Changing identity in becoming a mother: the role of the extended family in internal and external reality

Changing identity in becoming a mother: the role of the extended family in internal and external reality

Electronic file title was 'Argentina paper', but reference to such a conference has not been found.

Abstract: 

Becoming a mother for the first time profoundly affects a woman’s sense of who she is. She must deal with emotional demands of her baby, adjust to changes in her relationship with the baby’s father and wider family, and integrate competing desires for or pressures to resume paid work. The experience of the transition varies for individuals, but particularly across cultures, historical epochs and economic circumstances.

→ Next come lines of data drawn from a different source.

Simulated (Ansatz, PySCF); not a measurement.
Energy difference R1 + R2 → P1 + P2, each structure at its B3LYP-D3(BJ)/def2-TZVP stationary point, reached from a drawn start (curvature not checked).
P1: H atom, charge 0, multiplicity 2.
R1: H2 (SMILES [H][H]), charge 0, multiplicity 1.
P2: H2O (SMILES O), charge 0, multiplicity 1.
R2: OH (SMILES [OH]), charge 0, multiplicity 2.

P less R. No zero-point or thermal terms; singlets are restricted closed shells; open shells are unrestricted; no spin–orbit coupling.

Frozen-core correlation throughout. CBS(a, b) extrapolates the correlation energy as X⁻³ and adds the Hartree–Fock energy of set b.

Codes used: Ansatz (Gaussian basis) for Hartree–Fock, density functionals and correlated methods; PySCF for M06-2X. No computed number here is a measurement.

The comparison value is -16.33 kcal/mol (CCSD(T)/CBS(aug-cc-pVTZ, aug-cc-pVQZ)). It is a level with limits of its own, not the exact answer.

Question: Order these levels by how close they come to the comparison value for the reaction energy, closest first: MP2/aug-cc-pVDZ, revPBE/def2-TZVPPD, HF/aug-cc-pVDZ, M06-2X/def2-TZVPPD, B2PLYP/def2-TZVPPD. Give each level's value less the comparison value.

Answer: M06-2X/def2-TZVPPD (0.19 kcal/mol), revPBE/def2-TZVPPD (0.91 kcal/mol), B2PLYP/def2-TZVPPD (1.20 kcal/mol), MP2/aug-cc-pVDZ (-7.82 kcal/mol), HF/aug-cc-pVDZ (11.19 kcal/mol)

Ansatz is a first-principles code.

This paper presents findings from six psychoanalytic infant observations made during a research project aimed at understanding social and psychological processes involved in becoming a mother in a culturally and ethnically diverse Inner City London borough. Funded by the Economic Research Council, UK, the study involved interviewing twenty White, Bangladeshi, African or African Caribbean first-time mothers. Two Bangladeshi, two White, one African and one African Caribbean mothers were also observed weekly with their babies for one year by child psychotherapists, using the infant observation method developed by Esther Bick.

A recent Special Issue of the International Journal of Infant Observation, edited by myself, has presented a full account of how the observation method was used in research and some preliminary findings, including articles by the six observers (International Journal of Infant Observation, 2007, Vol. No3). The present paper focuses on tracing themes that emerged as significant across the whole sample and illustrates how becoming a mother involves reworking relationships with internal as well as external family members. This reworking is itself influenced by cultural expectations affected by wider social factors. For example, in traditional Bangladeshi families, it is expected that the young mother would be given considerable support by extended family members who would live close by or in the same household. What happens to the mother’s coping capacities when traditional patterns of family relationships are disrupted by contemporary living arrangements, or when mothers and daughters live in different continents?

Surprisingly, perhaps, despite contrasting family structures and cultural assumptions, common features emerge that illustrate how the young woman is required to reposition herself in relation to her own mother both as another ‘mother’ and as a ‘daughter’. Relations with siblings also have to be reworked, internally and externally. Becoming a mother involves mourning losses as well as recognising gains. All the mothers in this group experienced periods of what we have described as ‘existential loneliness’, as they dealt with losses of situation or independence prior to feeling confident or competent in their new roles. While these losses may have some basis in external reality, infant observation material illustrates the psychic conflict a mother must deal with as she experiences her own baby’s emotions as if they are those of a competing sibling. The extended family in external reality can help with bearing feelings of displacement. In the Bangladeshi families, for example, an apparent free and easy interchange between a mother and her sisters in managing childcare can ameliorate effects of rejection or isolation. The extended family or groups of friends, such as other mothers with small babies, are equally important for the White mothers brought up in in nuclear families, containing parts of the self while the development of the personality is in flux. The active involvement of extended family and friends in childcare can be associated with a diffusion of generational differences that is apparently marked in the Bangladeshi families. However, in all cases the mothers’ relationships with their own mothers were crucial in managing the psychological transition to becoming a mother. Particularly important to the mother’s sense of identity is the development of attachment behaviour in the baby as he or she begins to signal the mother out for special attention, marking the significance of the relationship. This confirms her in her new identity as ‘mother’. Conclusions stress the importance of understanding both the specifics of cultural difference and also the implications of an internal extended family that may be universal.